Sam talks about WS-HTTP, and where we could be with Web services and HTTP. Thanks for the mention of WS-Get Sam! I'm stoked that some folks were talking about this at sells-con. I shoulda been there...
Sam mentions the use of WSDL Binding to handle SOAP messages that are XML sans SOAP envelopes. Remember I want WS-Get to have a binding to HTTP Get...
I tried really really hard in WSDL 2.0 to make it easy for the developer to describe an operation and the binding it to SOAP/HTTP or XML/HTTP. The idea is that a WSDL operation is what the contract is. While this is better in WSDL 2.0, it's still arguably too broken. :-( There's a number of central problems that we can't/couldn't resolve.
1. SOAP 1.2 shoulda never done the soap-response mep. It should have allowed an HTTP GET to be a legal binding of a soap envelope, remember it's "all about the infoset". I'm not bitter... However, if we can say that WS-GET has a binding to HTTP GET (as I proposed), then we can describe all the HTTP GET services as WS GET services. So I don't think it's too late but we would need WS-Get which includes a binding to HTTP Get.
2. WS-Addressing EPRs cannot be bound to just URI or URI+http header or URI + cookie. Which means that all the WS- toolkits that publish CORBA IORS whoops I mean WS EPRs can't use HTTP GET or SOAP/HTTP interchangeably. Maybe the W3C WS-A group will solve this problem AND maybe the WS-A toolkits will use the solution.... One could argue that use EPRs that have no ref properties and use just Address is a solution, but I think most of the WSA EPR users will use ref properties. Our software does.... I did try to get the WS-RF folks to provide something on this (what I called WS-REST), but they said no way.
3. WS-Addressing EPRs cannot be constructed at the client, unlike URIs that are HTML form encoded, as we don't have a WSDL/Policy annotation. HTML does this using <form>. We did this in WSDL 2.0 for URIs for HTTP and SOAP-response MEP. I still think it's a bad subset of xml (like missing namespaces and attributes!!) but it's at least there. WS-RF has a bit of a leg up because it has a WSDL annotation that provides a binding between properties and EPR construction. But of course there's no integration/commonality between WSDL 2.0 URI construction, WS-RF Property EPR construction, and completely missing WS-Transfer/WS-Get EPR annotation.

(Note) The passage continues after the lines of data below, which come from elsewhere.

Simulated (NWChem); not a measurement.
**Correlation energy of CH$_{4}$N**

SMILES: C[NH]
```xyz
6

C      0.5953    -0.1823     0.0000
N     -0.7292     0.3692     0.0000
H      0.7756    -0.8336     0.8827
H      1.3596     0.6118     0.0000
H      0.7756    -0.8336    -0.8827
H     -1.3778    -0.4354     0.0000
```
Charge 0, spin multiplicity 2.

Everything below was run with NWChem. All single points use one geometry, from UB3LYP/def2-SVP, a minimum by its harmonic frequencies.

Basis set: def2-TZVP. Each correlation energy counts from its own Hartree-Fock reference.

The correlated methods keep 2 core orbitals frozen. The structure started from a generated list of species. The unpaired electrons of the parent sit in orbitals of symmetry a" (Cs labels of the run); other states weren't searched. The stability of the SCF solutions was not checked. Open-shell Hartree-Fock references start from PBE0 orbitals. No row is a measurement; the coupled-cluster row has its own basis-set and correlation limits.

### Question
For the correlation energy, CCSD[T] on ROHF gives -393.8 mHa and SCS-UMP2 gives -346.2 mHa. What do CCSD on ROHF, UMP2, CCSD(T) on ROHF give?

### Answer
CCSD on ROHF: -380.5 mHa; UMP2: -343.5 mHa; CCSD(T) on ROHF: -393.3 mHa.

4. Creating a WSDL operation that can be bound to both HTTP and SOAP/HTTP (say using WS-Transfer) is hard, as I found out in my Atom SOAP and HTTP WSDL 2.0. Like:
- how is an application HTTP header and a SOAP header expressed the interface operation? (and damn I've had to argue a lot in WSDL 2.0 for the "application data feature"). An example in Atom is the use of the HTTP Content-Location for the POST result.
- Supporting "Wrapped" elements, as Atom does, results in duplicating all the data structures
- Large numbers of URIs (as occurs with HTTP) results in roughly in a binding element for each endpoint (URI), which is too complicated compared with the slickness of the SOAP binding. For example, GetEntry takes Service + Endpoint + Binding + Operation + Input elements. One would think it could be *a little* simpler.
- Different infrastructure policies(aka security) that is binding specific is complicated.
WSDL 2.0 + WS-Get + WS-Addressing comes close to a good enough job of mixing the two bindings from an abstract interface to actually deliver WS-HTTP, but there's a couple of things missing. Oh, did I mention WSDL 2.0 still might accept Last Call comments, WS-Get doesn't yet exist, and WS-Addressing *just* got started? There's still some time if we want to make WS-REST (my term) or WS-HTTP (Sam's term) a reality.